How To: Normalized Coordinates of the Bounding Box [ymin, xmin, ymax, xmax] for TFDS, TensorFlow

Paul Xiong
2 min readSep 29, 2022

#tfds.features.BBoxFeature

TFDS BBoxFeature uses normalized coordinates.

What is the normalized coordinates then?

Normalized device coordinate or NDC space is a screen independent display coordinate system; it encompasses a cube where the x, y, and z components range from −1 to 1.

An example for xmin, ymin, xmax, ymax

The bounding box has the following (x, y) coordinates of its corners: top-left is (x_min, y_min) or (98px, 345px), top-right is (x_max, y_min) or (420px, 345px), bottom-left is (x_min, y_max) or (98px, 462px), bottom-right is (x_max, y_max) or (420px, 462px). As you see, coordinates of the bounding box's corners are calculated with respect to the top-left corner of the image which has (x, y) coordinates (0, 0).

pascal_voc

pascal_voc is a format used by the Pascal VOC dataset. Coordinates of a bounding box are encoded with four values in pixels: [x_min, y_min, x_max, y_max]. x_min and y_min are coordinates of the top-left corner of the bounding box. x_max and y_max are coordinates of bottom-right corner of the bounding box.

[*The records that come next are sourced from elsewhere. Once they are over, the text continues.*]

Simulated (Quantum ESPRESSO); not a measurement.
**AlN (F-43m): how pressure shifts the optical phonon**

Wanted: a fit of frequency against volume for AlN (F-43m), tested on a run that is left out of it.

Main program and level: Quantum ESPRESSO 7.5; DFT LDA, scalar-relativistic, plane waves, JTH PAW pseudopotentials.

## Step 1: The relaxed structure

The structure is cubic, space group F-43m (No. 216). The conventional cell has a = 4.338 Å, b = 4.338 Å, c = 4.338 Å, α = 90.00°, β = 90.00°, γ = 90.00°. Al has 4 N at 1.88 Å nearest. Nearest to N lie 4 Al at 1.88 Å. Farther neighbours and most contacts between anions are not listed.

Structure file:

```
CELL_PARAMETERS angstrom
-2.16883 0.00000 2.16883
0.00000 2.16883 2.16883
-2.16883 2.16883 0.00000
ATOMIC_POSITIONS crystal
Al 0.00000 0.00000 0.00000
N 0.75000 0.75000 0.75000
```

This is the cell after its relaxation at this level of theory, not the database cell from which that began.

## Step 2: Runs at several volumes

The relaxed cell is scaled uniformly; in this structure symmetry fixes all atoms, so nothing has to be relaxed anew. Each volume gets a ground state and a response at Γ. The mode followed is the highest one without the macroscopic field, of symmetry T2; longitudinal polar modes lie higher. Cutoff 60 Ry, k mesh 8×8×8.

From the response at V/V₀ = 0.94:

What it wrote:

Coordinates of the example bounding box in this format are [98, 345, 420, 462].

albumentations

albumentations is similar to pascal_voc, because it also uses four values [x_min, y_min, x_max, y_max] to represent a bounding box. But unlike pascal_voc, albumentations uses normalized values. To normalize values, we divide coordinates in pixels for the x- and y-axis by the width and the height of the image.

Coordinates of the example bounding box in this format are [98 / 640, 345 / 480, 420 / 640, 462 / 480] which are [0.153125, 0.71875, 0.65625, 0.9625].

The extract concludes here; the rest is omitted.